HERE'S WHAT 44 LOOKS LIKE
Cindy Maddera
Last week ended with me wanting to high five everyone. My friend and yoga teacher, Kelly, is/has put together a summer camp for adults and she posted a need for workshops and people. Now I’ve been thinking about a photography workshop for some time, one centered around using your camera phone. I figure if I can take nice pictures with my phone, you can too. So I presented the idea to Kelly and she was so enthusiastic about it, that it made me want to jump up and down. Tickets are on sale now for Camp Wildling and I’ve had a sneak peek at the entire schedule. If you’ve ever had a dream to attend that camp from Parent Trap, this is your chance. Then, I put my name down on the volunteer list for this year’s AIDS Walk Open and I got asked to do a meditation workshop for wellness week at work. The very best part that ended the week was something I did at work that was a little outside of my wheelhouse. It involved basically writing a program to do a bunch of stuff on a microscope. And it worked! It worked really well!
High five!
Then Sunday morning around 4 AM, I woke up sweaty and nauseated. My body felt like it had been used as a punching bag. When Michael came in my room later that morning, I burst into tears and he cancelled our dinner reservations for my birthday dinner that night. I spent the next two days laying around, drinking water and occasionally eating a saltine cracker. I did eat a bagel with cream cheese and lox on the second day and had some regrets about that food choice. I laid around another day, ate a pb&j and a taco, both of which tasted like ash or mold but stayed in place. So I’m back to work today moving at half my usual speed, but living and breathing and keeping food down. Winner! So far, I am the only one in the house to be struck with this. Michael thinks it was food poisoning. I’m not sure that I have ever had food poisoning so I don’t know. I am very paranoid that Michael’s going to come down with it next, assuming it was not a poisoning situation.

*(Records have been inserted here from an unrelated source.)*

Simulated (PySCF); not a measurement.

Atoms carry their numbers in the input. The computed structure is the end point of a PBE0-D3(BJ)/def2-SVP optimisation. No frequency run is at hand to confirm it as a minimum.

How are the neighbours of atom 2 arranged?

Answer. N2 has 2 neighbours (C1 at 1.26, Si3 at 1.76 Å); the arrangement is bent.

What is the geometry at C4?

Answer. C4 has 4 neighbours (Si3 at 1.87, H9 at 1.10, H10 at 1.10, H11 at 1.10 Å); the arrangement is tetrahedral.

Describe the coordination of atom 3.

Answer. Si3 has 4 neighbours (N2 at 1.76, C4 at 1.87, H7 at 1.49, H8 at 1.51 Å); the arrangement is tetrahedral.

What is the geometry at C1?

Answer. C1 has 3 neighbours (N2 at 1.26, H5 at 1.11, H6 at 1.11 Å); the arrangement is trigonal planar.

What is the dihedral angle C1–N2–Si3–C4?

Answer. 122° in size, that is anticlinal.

So, forty four looks five pounds lighter than forty three. I have been hankering for a spa day and there is a plan in the works for this once we take care of other things first. I can just tag the last few days on as a spa treatment, the colon cleanse treatment. I don’t recommend it. The massage and facial are much better options, but if you’re feeling puffy and just want to reset everything, food poisoning…I mean a colon cleanse is the way to go. Really, I’d rather not celebrate my birthday on my actual birthday anyway. The Shitty Ghost of Birthdays’ Past tends to overshadow any attempts at a nice birthday. So when things settle down, I will spend an afternoon hanging out in a steam room, getting massaged and scrubbed. I will eat a dozen oysters on the half-shell with a Caesar salad and wash it all down with a Pimm’s cup. Michael keeps telling me how sorry he is that I was sick on my birthday and every time he says it, I just shrug.
It’s one day. One day out of every year. Sure, it’s meant to be celebrated with candles and cake, but honestly, there was serious doubt that I would even make it that first day. Birth was traumatic. Who wants to celebrate that? Celebration comes in the days that follow, when it looks like you’re actually going to survive. Well, it looks like I have survived. Now it’s time to celebrate and I might just spend the rest of the year celebrating. I am really excited about the things I have planned for this year.